Overview
We undertake sustained and comprehensive monitoring, analysis and advocacy on the implementation of the “WPS Agenda” at the international policy level and on its integration in peacekeeping and building operations and in post-conflict strategies.
The “WPS Agenda” is a policy framework comprised of eight resolutions, grounded in international human rights and humanitarian law, which codifies the importance of women’s participation in peace and security processes and advances gender equality and women’s rights in conflict-affected situations.
When the NGOWG was established in 2000, it was conceived as a civil society accountability mechanism that would hold key actors at the international level accountable for the implementation of the WPS agenda. Over the last 17 years, we have stayed true to this original goal and developed a public monitoring program that holds the UN Security Council accountable for its obligations to improve reporting, analysis and inclusion of women, peace and security in its regular work, thus improving peace and security decision-making process and ensuring the rights and concerns of women are reflected in outcomes.
We are the only WPS organization which monitors and analyzes the entire cycle of UN Security Council decision-making – from the adoption of peacekeeping mission mandates in resolutions, to their implementation reports, to presidential statements adopted in response to an emerging crisis – we illuminate the ways in which WPS is being reflected and discussed on a daily basis. We also monitor and analyze the work of the Security Council on 10 thematic agenda items as well as counterterrorism and countering violent extremism.
Methodology
Underpinning our analysis is a methodologically consistent and rigorous gender analytical framework which, by employing both quantitative and qualitative tools, allows us to develop a comprehensive picture of gaps in the Council’s consideration of country-specific and thematic agenda items. We further utilize a feminist perspective to unpack the ways in which international policymaking and discourse on peace and security can be transformed to better reflect the barriers and opportunities for women in conflict-affected situations. Our analytical framework also uses, as benchmarks, the UN Security Council’s own obligations on WPS as articulated in resolutions and presidential statements adopted since 2000, including specifically the commitments made in Security Council resolutions 2122 (2013) and 2242 (2015).
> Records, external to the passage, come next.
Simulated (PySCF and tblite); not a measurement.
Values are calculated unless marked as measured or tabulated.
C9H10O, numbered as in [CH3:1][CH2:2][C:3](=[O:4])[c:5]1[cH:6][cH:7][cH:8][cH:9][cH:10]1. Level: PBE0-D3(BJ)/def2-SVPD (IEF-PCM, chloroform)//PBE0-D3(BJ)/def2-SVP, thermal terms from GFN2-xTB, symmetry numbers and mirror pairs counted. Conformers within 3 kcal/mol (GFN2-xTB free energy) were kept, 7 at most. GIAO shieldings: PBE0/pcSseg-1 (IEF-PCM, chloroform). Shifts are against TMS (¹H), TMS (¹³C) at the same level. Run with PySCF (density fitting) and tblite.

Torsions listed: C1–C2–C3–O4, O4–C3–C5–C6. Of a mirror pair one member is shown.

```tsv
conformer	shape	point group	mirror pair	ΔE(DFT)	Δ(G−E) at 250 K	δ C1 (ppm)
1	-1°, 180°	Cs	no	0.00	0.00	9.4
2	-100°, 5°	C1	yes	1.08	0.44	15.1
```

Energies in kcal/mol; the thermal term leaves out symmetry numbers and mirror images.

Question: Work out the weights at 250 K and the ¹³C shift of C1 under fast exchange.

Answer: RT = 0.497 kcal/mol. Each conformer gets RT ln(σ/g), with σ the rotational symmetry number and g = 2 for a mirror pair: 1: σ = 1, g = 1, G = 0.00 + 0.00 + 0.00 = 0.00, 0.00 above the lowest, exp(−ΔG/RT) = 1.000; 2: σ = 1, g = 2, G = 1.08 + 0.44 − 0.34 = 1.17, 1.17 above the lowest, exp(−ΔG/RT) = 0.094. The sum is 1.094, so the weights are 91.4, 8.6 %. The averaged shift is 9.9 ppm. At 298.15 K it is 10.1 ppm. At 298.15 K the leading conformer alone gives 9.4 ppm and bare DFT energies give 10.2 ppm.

Drawing on this analysis, our regular country-specific advocacy integrates both qualitative and quantitative examples of ways in which the work of the UN Security Council, and the broader UN system, is failing to address women, peace and security.
Scope & Limitations
We monitor the work of the UN Security Council on 26 country-specific and 10 thematic agenda items (including counter-terrorism); we chose to focus on these agenda based on the presence of a UN-managed peacekeeping, political and peacebuilding mission which is the subject of regular and reporting within the UN Security Council; the level of activity of the UN Security Council on the agenda item; and country-specific priorities of NGOWG members. As a result, we do not analyze the work of the Council on international criminal tribunals; non-proliferation; the UN Secretary-General; Iraq / Kuwait missing persons and property; Iraq Oil-for-Food escrow account; chemical weapons; and civil aviation.